Sri Lanka’s Islamic Finance sector growing, lacks skilled staff: report

May 26, 2016 (LBO) – Sri Lanka’s Islamic Finance sector continues to grow steadily but lacks staff that are qualified and have technical knowledge, the recently launched Islamic Finance country report 2016 said.

“Despite the growth in the number of players, not a great deal of progress has been made in terms of the numbers of qualified staff who are working in the industry,” says the Research Intelligence Units’s (RIU) report in association with GIH Capital.

“Currently, only 18 percent of all full-time employees have a formal Islamic Finance qualification as compared with 13.4 percent in 2012.”

According to the findings of this study, there are approximately 1,484 persons directly employed in the industry which represents an increase of some 58 percent in terms of absolute numbers of workers.

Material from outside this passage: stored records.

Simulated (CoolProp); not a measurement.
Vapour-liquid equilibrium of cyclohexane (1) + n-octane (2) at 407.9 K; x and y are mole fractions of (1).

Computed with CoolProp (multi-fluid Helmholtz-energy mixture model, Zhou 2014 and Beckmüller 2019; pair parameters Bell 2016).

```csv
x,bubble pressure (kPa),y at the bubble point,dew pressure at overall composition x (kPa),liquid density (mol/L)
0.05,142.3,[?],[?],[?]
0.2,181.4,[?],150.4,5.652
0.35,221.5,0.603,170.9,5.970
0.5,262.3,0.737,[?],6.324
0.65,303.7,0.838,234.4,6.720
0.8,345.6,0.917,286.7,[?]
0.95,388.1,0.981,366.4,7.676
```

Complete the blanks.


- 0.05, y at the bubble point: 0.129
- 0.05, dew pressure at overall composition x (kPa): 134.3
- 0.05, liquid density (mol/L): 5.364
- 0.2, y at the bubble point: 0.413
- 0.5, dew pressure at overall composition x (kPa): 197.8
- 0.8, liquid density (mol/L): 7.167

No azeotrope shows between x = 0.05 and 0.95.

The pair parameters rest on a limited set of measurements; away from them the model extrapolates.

RIU says not a great deal of progress has been made in terms of the numbers of qualified staff who are working in the industry.

‘In absolute numbers, this represents only some 152 additional qualified staff entering the labor market over the past four years.”



However, deeper analysis of the labor market reveals complex dynamics that involve outward migration of qualified labor, a significant phenomenon in Sri Lanka, especially to the Middle East as well as some inward migration of qualified students returning to the island.

Therefore, the report says when all these multifarious dynamics are factored in, it may be safe to conclude that the education service providers are contributing to the supply of more qualified staff at the middle levels in to the industry although the data indicates that a lot more effort is needed in this regard.

“At the higher levels of the organizations, our research indicates that hands-on experience is often valued much higher than formal qualifications,” it said.

“This too is understandable, given the comparatively nascent stage of the industry in Sri Lanka and the shortage of professional who have a strong track record of achievement.”

Consequently, those with hands-on experience are highly sought after in the market.

According to the report the Islamic Finance industry has grown globally at an annual rate of 10-12 percent over the past 10 years with Shariah compliant financial assets estimated at approximately 2 trillion US dollars in 2015.

“The interest in Islamic Finance among non-Muslim countries such as the UK, Luxembourg, South Africa and Hong Kong, have been quite progressive,” it said.

“Similarly, the local industry has seen significant growth over the last few years.”

Since the amendment to the Banking Act in 2005 (Act No. 2 of 2005), more than a dozen banks and financial institutions now offer Shariah compliant products.

“There are several large professional service firms that have specialist Islamic Finance teams.’

The banking and finance industry still continues to dominate the landscape in terms of the number of players while there have also been new entrants into the Islamic Insurance and Microfinance space.

Microfinance, especially the report says is growing as it upholds many of the principles advocated in traditional Islamic Finance such as equal opportunity, advocacy of entrepreneurship, risk sharing, disbursement of collateral free loans, and participation of the poor.

It is worth noting that we have witnessed the entry of more Takaful operators in recent years whilst some of the smaller consulting firms together with subsidiary entities that have been part of a larger Holding companies have sized operations.

“Interestingly, we find that the total number of players in the industry in 2012 and 2016 remains the same at 37 while for the most part, the same operators who were in business four years ago are still in today’s’ market,” RIU says.

“Those few who have exited from the industry have been replaced by new entrants in the same exact number.’